In all African-American communities, the widely shared ideal of old people’s care is the one of rigid filial obligation. The research by Groger & Mayberry conducted back in 2001, which examined the issue of cultural lag in the context of the African-American family structure, allowed the authors to identify powerful commitment of African-American individuals to the filial obligations irrespective of sex and age. People who participated in the four focus groups within the research almost unanimously disapproved of the suggestion to place their elderly in one of the nursing homes. Furthermore, such placement was considered “rescinding one’s filial obligation” (Groger & Mayberry 28). The study participants shared a common view that the elderly had to be taken care of by family members even if the quality of the family relationship, financial, or emotional conditions are imperfect.
However, the research by Groger & Mayberry also found that African American caregivers who actually provided elderly care at home experienced extensive emotional as well as physical burnout. They also encountered material constraints. As for the families in which the elderly had been placed in nursing homes, children there either felt guilty or good regarding the placement while both acknowledged obvious benefit for the elderly the latter got from the formal care. Groger & Mayberry’s study made an attempt to highlight the benefit of elderly African-Americans’ placement to the nursing homes and presented it as a means of adaptation to the ongoing material changes. The scholars also were able to show the effect of the concept of cultural lag on existing intra-family relationships as they relate to care.

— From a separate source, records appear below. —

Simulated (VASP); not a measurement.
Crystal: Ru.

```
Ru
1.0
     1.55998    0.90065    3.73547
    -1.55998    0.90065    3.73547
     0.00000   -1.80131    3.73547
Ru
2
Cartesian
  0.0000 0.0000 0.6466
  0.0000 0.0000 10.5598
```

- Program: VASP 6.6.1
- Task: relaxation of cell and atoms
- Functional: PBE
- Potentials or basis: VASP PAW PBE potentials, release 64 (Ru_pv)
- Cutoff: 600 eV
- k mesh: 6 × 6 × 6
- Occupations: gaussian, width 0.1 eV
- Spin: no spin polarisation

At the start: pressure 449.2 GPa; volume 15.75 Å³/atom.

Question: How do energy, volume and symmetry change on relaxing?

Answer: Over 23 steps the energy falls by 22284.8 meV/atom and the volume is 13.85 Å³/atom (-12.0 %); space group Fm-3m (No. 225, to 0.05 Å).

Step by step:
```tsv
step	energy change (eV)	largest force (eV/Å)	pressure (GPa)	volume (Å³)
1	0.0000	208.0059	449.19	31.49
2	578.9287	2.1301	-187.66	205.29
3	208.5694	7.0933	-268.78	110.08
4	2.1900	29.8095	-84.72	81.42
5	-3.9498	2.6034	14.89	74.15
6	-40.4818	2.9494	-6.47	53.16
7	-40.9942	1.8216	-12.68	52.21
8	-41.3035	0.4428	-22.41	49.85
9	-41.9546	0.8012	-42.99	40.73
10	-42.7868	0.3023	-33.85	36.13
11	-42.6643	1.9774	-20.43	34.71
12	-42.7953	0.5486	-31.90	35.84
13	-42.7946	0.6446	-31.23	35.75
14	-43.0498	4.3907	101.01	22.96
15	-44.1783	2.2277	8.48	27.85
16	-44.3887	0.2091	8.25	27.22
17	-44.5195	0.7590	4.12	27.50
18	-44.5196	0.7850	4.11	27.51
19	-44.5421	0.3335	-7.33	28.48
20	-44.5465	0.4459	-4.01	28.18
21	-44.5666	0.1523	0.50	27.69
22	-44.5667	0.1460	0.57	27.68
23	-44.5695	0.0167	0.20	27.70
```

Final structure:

Regarding family relationship, the issue of the cultural lag has effected current discrepancies between a de-facto shift of gender roles in almost every family and idealization of the conventional patriarchal approach to the family. Dugger found that the balance of family member relationships in a family unit have been rooted in the change of women’s roles in society (Dugger 136). He noted that female rates in participation in modern labor force considerably rose, and that made them significantly less dependent on male support. Thus, the relationship balance found within marriage ultimately turned out to be far more egalitarian than it actually was in the past. Yet, Dugger further admits, these changes in the gender balance hardly got reflected in the U.S. state ideology (136). The patriarchally colored definition of the institution of family remained widespread defining the latter as “a householder and one or more other persons living in the same household who are related to the householder by birth, marriage, or adoption” (Dugger 130). The example above has been used to show how definitions which are essentially structurally oriented clearly lag behind changes in the society, in particular changes in the domain of gender relationships within a traditional family.
The scholarly evidence found in Byrne & Carr, in Groger & Mayberry, and in Dugger provides sufficient support of the argument that there is a cultural lag between the ideals of marriage/family and actual practices conditioned by the technologically advancing society. This cultural lag manifests itself through discords that currently take place in the issues of singlehood, filial obligations, and the role of a woman in a family.
- Byrne Anne and Carr, Deborah. “Caught in the Cultural Lag: The Stigma of Singlehood.” Psychological Inquiry: An International Journal for the Advancement of Psychological Theory, 16. 2-3 (2005): 84-91. Print.
- Dugger, William. Inequality: Radical Institutionalist Views on Race, Gender, Class, and Nation. Greenwood Publishing Group, 1996. Print.
- Groger, Lisa & Mayberry, Pamela. “Caring too much? Cultural lag in African Americans’ Perceptions of Filial Responsibilities.” Journal of Cross Cultural Gerontology 16.1 (2001): 21-39.
- Yoshida, Akiko. “Role of Cultural Lag in Marriage Decline for Japan’s Boom and Bust Cohorts.” Marriage and Family Review, 46: 1-2: 60-78. Print.